After a twelve-week jury trial last year, the jury found that Janssen had caused the submission of almost 160,000 false claims to the United States, resulting in $120 million in actual damages.  By law, any damages awarded at trial are trebled, so the judge increased the damage award to $360 million.

Another feature of the False Claims Act is that, in addition to actual damages, the Court can impose a financial penalty for each false claim submitted. In this case, the Court imposed a penalty of $8,000 for each of the 159,574 claims submitted, bringing the total damage award to the final number of $1.64 billion.

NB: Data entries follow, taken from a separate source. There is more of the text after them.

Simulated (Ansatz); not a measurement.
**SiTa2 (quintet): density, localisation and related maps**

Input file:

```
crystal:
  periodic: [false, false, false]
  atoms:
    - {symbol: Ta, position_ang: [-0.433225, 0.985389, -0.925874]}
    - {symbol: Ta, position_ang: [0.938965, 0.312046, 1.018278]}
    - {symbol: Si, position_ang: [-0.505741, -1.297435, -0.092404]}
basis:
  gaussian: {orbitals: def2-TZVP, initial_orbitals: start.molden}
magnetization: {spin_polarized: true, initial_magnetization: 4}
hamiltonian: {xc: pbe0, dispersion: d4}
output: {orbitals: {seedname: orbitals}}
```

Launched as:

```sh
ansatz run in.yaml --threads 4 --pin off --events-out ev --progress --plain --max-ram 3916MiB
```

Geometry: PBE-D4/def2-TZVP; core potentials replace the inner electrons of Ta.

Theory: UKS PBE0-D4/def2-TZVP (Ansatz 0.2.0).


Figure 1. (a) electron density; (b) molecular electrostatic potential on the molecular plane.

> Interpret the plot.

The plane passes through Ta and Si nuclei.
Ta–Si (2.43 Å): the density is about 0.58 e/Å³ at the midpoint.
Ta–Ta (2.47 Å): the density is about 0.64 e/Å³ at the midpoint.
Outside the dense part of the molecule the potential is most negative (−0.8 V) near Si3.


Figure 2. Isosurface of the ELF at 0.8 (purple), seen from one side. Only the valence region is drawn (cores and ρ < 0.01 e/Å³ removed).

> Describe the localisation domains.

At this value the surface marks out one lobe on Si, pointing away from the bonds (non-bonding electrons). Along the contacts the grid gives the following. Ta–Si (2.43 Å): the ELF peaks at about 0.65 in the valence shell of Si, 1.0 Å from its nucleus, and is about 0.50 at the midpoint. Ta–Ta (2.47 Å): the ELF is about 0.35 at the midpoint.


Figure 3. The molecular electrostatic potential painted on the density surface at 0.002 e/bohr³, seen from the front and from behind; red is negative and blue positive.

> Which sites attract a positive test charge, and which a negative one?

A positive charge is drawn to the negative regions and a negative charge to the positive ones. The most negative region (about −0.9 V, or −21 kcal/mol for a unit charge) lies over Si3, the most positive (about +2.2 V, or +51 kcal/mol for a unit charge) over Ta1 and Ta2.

There is a reasonable chance that Janssen will appeal this judgment, both with respect to liability and the award of damages, and there are several interesting issues that may arise on appeal. In particular, Janssen may argue that the penalties in this case (which account for more than $1.2 billion of the $1.6 billion judgment) violate the Eighth Amendment’s prohibition against “excessive fines.” Courts have sometimes held that penalties in a qui tam action are unconstitutional when they are “grossly disproportional” to the actual damages and the gravity of the defendant’s conduct.

Such cases have most often arisen when the actual damages are small and the penalties large.  Here, in contrast, both the underlying damages and the penalties are huge. The law in this area is still developing, so this case will be one to watch if Janssen does ultimately appeal the judgment, as it is widely expected to do.